AMENDMENT 73: Funding for Public Schools

  • Ballot Language

    Shall state taxes be increased $1,600,000,000 annually by an amendment to the Colorado constitution and a change to the Colorado revised statutes concerning funding relating to preschool through high school public education, and, in connection therewith, creating an exception to the single rate state income tax for revenue that is dedicated to the funding of public schools; increasing income tax rates incrementally for individuals, trusts, and estates using four tax brackets starting at .37% for income above $150,000 and increasing to 3.62% for income above $500,000; increasing the corporate income tax rate by 1.37%; for purposes of school district property taxes, reducing the current residential assessment rate of 7.2% to 7.0% and the current nonresidential assessment rate of 29%to 24%; requiring the revenue from the income tax increases to be deposited in a dedicated public education fund and allowing the revenue collected to be retained and spent as voter-approved revenue changes; requiring the legislature to annually appropriate money from the fund to school districts to support early childhood through high school public educational programs on an equitable basis throughout the state without decreasing general fund appropriations; directing the legislature to enact, regularly review, and revise when necessary, a new public school finance law that meets specified criteria; until the legislature has enacted a new public school finance law, requiring the money in the fund to be annually appropriated for specified education programs and purposes; requiring the money in the fund to be used to support only public schools; requiring general fund appropriations for public education to increase by inflation, up to 5%, annually; and requiring the department of education to commission a study of the use of the money in the fund within five years?

  • Explained

    Directs the general assembly to increase income taxes to support and maintain a uniform system of public schools in Colorado. Income taxes would increase for those earning above $150,000 per year. Corporate income taxes would increase, and property taxes imposed by school districts would decrease. Funds would be placed in a Quality Public Education Fund to increase the statewide base per pupil, with emphasis on special education, English language proficiency, gifted and talented programs, and preschool.

  • A YES vote

    increases taxes for individuals earning more than $150,000 and for corporations to create the Quality Public Education Fund.

  • A NO vote

    maintains the status quo for public education funding.

  • Supporters say

    The state needs sustainable revenue to fund public education. Since 2010 education funding has been cut and schools impacted. Investing in education will ensure a strong state economy.

  • Opponents say

    This measure increases taxes without a guarantee of academic achievement. We should find efficiencies within the current funding structure. Increasing state income tax could negatively impact the state’s economy.

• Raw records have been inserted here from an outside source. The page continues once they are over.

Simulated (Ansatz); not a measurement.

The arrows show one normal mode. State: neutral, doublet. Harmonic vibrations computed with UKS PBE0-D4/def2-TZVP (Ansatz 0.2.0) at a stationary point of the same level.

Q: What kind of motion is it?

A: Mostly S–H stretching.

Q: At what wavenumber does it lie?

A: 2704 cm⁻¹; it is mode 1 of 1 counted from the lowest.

  • Citizens Project position

    Citizens Project SUPPORTS this Amendment. Citizens Project generally supports increased funding for public education, although Citizens Project does not, as a rule, take a position on specific education funding measures. In this case, the focus on strengthening public education across the state, using an income-based approach and emphasizing important programs that benefit students of all income levels warrants support.

AMENDMENT 74: Just Compensation for Reduction in Fair Market Value by Government Law or Regulation

  • Ballot Language

    Shall there be an amendment to the Colorado constitution requiring the government to award just compensation to owners of private property when a government law or regulation reduces the fair market value of the property?

  • Explained

    The Colorado Constitution currently provides that “Private property shall not be taken, or damaged, for public or private use, without just compensation.” This Amendment would insert “or reduced in fair market value by government law or regulation” as a basis for claiming compensation from the state.

  • A YES vote

    supports the requirement that property owners be compensated for a reduction in property value caused by the government.

  • A NO vote

    opposes this requirement and keeps the Colorado Constitution the same.

  • Supporters say

    Homeowners should be compensated for their loss when their property’s value is harmed by the government.

  • Opponents say

    This Amendment has far-reaching consequences for taxpayers and governments. The liability created by potential lawsuits will discourage governments from making decisions that will benefit communities.

  • Citizens Project position

    Although Citizens Project HAS NO OFFICIAL POSITION on this Amendment as it is outside the organization’s scope, Citizens Project encourages voters to exercise due diligence in considering the Amendment’s pros and cons because of the significant, and perhaps unintended, consequences. Specifically: (1) Any government law or regulation may have a negative impact on the fair market value of a property. An owner, therefore, could seek compensation for nearly any governmental action. (2) This Amendment puts no boundaries on how it might be applied; it could produce a massive, unintended liability for any local or state government, in which individuals could file claims against the government for alleged reductions in market value because of regulations involving taxes, infrastructure, transportation systems, mining, energy policy, environmental restrictions, districting, or other matters.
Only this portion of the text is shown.